Very high-energy heating systems are required to bring the ITER plasma to the extremely high temperatures needed for the fusion reaction. In one of these systems, the Neutral Beam Injector (NBI), negatively charged deuterium ions are first accelerated to an energy in the range of 1 MeV, before going through a cell containing gas where they are neutralized. The uncharged particles are then injected into the ITER vacuum vessel where they transfer their energy, through collisions, to the plasma particles.
As the ITER NBI system is far above state of the art, its development will be achieved through intermediate steps, thereby enabling validation of the various sub-assemblies. A dedicated facility, the Megavolt ITER Injector and Concept Advancement (MITICA), has been set up in Padua (Italy), with financial contribution from Fusion for Energy (F4E), the Japanese Domestic Agency and Consorzio RFX, to perform the necessary tests.
The beam source, consisting of an RF ion source on the rear side and an electrostatic accelerator on the front side, enabling the deuterium ions to be brought up to the required energy, is one of the most critical parts of the NBI. After manufacture of an initial beam source prototype, F4E has signed , framework contracts with three different suppliers, including ALSYMEX, covering three main tasks as follows:
- Design revision of the MITICA beam source
- Supply of the MITICA beam source
- Supply of the ITER beam sources
After completion of the first phase, intended to last for nine months, competition will be opened to the three suppliers for the two manufacturing phases.

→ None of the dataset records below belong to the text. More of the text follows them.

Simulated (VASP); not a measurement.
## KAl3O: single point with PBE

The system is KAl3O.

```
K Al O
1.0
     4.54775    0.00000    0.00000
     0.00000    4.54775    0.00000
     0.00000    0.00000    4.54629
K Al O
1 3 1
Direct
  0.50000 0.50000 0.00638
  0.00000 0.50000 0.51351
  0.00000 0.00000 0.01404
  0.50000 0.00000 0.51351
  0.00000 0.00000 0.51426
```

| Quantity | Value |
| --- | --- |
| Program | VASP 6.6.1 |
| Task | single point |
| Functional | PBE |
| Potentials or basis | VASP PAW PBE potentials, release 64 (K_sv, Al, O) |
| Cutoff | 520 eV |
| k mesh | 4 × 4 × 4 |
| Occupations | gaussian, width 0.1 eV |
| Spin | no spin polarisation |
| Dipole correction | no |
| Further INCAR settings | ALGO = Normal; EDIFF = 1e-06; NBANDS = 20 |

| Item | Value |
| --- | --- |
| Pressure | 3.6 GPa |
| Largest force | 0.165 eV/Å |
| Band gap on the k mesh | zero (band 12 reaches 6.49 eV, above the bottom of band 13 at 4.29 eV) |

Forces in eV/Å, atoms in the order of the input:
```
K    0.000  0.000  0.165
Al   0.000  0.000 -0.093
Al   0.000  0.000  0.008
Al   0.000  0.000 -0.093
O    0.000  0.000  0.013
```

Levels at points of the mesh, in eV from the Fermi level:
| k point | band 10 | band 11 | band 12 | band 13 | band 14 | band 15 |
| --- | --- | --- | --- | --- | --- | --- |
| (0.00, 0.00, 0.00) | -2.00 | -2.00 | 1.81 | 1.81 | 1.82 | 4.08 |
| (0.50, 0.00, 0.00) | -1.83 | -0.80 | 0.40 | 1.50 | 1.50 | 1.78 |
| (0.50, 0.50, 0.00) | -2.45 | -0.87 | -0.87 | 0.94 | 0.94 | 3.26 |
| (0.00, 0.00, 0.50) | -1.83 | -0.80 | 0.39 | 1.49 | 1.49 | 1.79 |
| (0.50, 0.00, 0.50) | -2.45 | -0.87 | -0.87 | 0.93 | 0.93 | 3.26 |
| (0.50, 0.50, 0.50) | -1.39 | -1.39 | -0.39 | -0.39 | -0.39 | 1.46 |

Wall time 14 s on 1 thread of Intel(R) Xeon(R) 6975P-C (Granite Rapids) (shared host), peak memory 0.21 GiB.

Following other contracts awarded for various ITER sub-systems, such as first wall panel prototypes, the pre-production cryo-pump and the PF coil handling and assembly tooling, this award demonstrates F4E's confidence in ALSYMEX expertise and its capability to manage a challenging multi-technology programme.
The MITICA Beam Source
This consists of eight different sub-assemblies: an electrostatic shield, an ion source support structure, an RF ion source, an extractor, an accelerator, a set of top connections, a support and adjustment system and a tilting system. Once generated inside the RF ion source, deuterium negative ions are extracted and accelerated up to 1 MeV by the electric field generated by a system of grids at different potentials. The required acceleration current and voltages are respectively 40 A and between 200 and 1000 kV. The gap between the very accurately machined copper grids, separated by HV insulators, ranges between 70 mm and 100 mm. The assembled beam source, operating at a maximum pressure of 0.3 Pa, with a maximum “beam on” duration of one hour will be 2.8 m long, 2.8 m wide and 3.5 m high with a weight of 15 tons.
The scope of the contract
Based on the draft technical specification (including 3D CAD models, 2D drawings and associated applicable documents) for the MITICA beam source provided by F4E and RFX, the first stage of the framework contract is aimed at studying the manufacturability, assembly and testing of the source. Design revision of the beam source technical specification, as well as the manufacturing, assembling and testing plans will be provided and a detailed manufacturing project schedule will be developed.